So just how bad will things get for Nashville’s banks?
Posted on July 23, 2009 at 6:47 am
Wednesday’s Pinnacle Financial earnings conference call ended on a chilling note when Stephens Inc. analyst Matt Olney asked CEO Terry Turner to compare his bank’s bad-loan levels with those of competitors in Nashville.
“My belief is that our credit quality is better,” Turner said. “Other operators in this market have been taking significant losses over an extended period of time… We’re later getting to the table.”
That’s pretty strong stuff when you consider that Pinnacle’s nonperforming asset ratio ballooned to 3.3 percent in the first half and is quite a bit higher than most Nashville-area banks’. (Generally, bankers start to get nervous when their NPAs approach 2 percent. For the parent of GreenBank, the number now stands at almost 5 percent.)
But if Turner’s right, it means many of his Middle Tennessee peers — who were much more aggressive than Pinnacle in pursuing land development deals during the boom — still aren’t owning up to many of their credit problems.
And Turner isn’t upbeat about the region’s real estate sector. Asked what he’s hearing from the trenches, he was blunt.
“In the case of real estate, the sentiment would be awful. You wouldn’t find any optimism among builders, among developers, among folks that loan to them,” he said. “There’s some activity, but you couldn’t translate that into optimism.”
Banks around the country that relied on lending to homebuilders are now gasping for air. And, while we don’t really want to admit it, parts of Greater Nashville look a good bit like parts of Greater Atlanta, where a fistful of banks have gone under this year. Given a little more time, why should our situation be all that different?

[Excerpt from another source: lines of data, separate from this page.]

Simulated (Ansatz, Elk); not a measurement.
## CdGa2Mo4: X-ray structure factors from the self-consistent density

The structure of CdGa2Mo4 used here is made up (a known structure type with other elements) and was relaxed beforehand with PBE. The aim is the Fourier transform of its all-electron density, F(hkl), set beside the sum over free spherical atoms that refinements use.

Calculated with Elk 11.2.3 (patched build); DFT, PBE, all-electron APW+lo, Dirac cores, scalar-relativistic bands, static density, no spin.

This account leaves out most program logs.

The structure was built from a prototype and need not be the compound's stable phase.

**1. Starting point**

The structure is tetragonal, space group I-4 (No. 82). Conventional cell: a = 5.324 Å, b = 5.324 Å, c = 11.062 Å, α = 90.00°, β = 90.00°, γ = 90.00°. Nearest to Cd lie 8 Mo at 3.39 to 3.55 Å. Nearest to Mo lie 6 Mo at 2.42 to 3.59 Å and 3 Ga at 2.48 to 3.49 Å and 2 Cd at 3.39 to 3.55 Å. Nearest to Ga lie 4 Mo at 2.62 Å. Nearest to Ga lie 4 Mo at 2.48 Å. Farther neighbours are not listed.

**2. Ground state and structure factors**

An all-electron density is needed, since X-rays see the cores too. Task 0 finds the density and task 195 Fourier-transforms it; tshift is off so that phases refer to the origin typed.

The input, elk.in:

Without getting too dramatic, it’s time to start preparing for the first Middle Tennessee bank failure of this crisis. One Friday afternoon soon, the friendly folks at the FDIC will unveil their first Tennessee intervention, adding to a 2009 list that now stands at 57.
And oh, by the way, in case you had the thought: Don’t look for Pinnacle to be a buyer when that happens. Turner on Wednesday told analysts his team is “not particularly interested in FDIC workouts.” That’s not terrible surprising, since he also said most of his crew’s current credit quality troubles stem from the acquisitions of Cavalry Banking and Mid-America Bancshares.